Canada’s tiny tech sector (2.45% of the index) has also been on fire, up 7.85%, with Constellat­ion Software Inc. posting its biggest return, climbing 26.7%.

Consumer discretion­ary stocks, which make up 6.6% of the index, are the third best segment, up 5.6% on the year. Consumer staples, utilities and materials stocks have also racked up gains.

The two biggest losers have been financials and telecom, down 3% and 4.1%, respective­ly. Energy stocks have also continued their slide from last year, down another 1.6% in 2015.

Analysts say that the rally in Canada’s smallest sectors has in part been fuelled by money leaving energy stocks and sectors indirectly tied to energy, such as financials. Given that those two sectors account for half of the TSX, it is no surprise that smaller sectors have been winning out.

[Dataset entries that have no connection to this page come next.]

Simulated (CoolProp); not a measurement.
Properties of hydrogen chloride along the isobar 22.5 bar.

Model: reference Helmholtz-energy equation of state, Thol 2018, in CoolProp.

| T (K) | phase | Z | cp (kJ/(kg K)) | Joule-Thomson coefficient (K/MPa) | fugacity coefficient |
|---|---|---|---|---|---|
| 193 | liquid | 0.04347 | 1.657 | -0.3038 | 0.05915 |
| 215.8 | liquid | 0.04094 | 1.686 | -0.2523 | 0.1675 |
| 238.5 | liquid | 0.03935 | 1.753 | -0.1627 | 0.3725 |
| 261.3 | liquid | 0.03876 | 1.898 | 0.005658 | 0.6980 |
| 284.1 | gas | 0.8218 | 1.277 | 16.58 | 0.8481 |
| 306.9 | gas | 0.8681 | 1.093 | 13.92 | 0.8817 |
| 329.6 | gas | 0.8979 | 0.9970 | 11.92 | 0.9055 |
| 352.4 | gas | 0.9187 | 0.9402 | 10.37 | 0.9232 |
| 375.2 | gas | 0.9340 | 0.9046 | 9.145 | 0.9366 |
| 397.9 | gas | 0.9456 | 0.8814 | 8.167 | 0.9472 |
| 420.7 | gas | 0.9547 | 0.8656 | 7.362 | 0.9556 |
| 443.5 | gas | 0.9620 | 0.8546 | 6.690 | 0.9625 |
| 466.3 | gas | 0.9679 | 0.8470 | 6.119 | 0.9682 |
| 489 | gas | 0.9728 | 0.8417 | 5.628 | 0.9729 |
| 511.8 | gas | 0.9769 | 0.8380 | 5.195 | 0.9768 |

Of course, now that valuations in the smaller sectors have been driven up as a result of the shift in capital, investors might be tempted to start returning to the downtrodde­n energy space.

“We are staying with our overweight recommenda­tion for the Canadian Energy sector,” National Bank Financial analysts said in a note to clients. “Equity analysts have slashed their earnings expectatio­ns for Canada’s energy producers to the point where the consensus now expects profits to collapse to their level of 2002. In our view, much bad news has now been priced in.”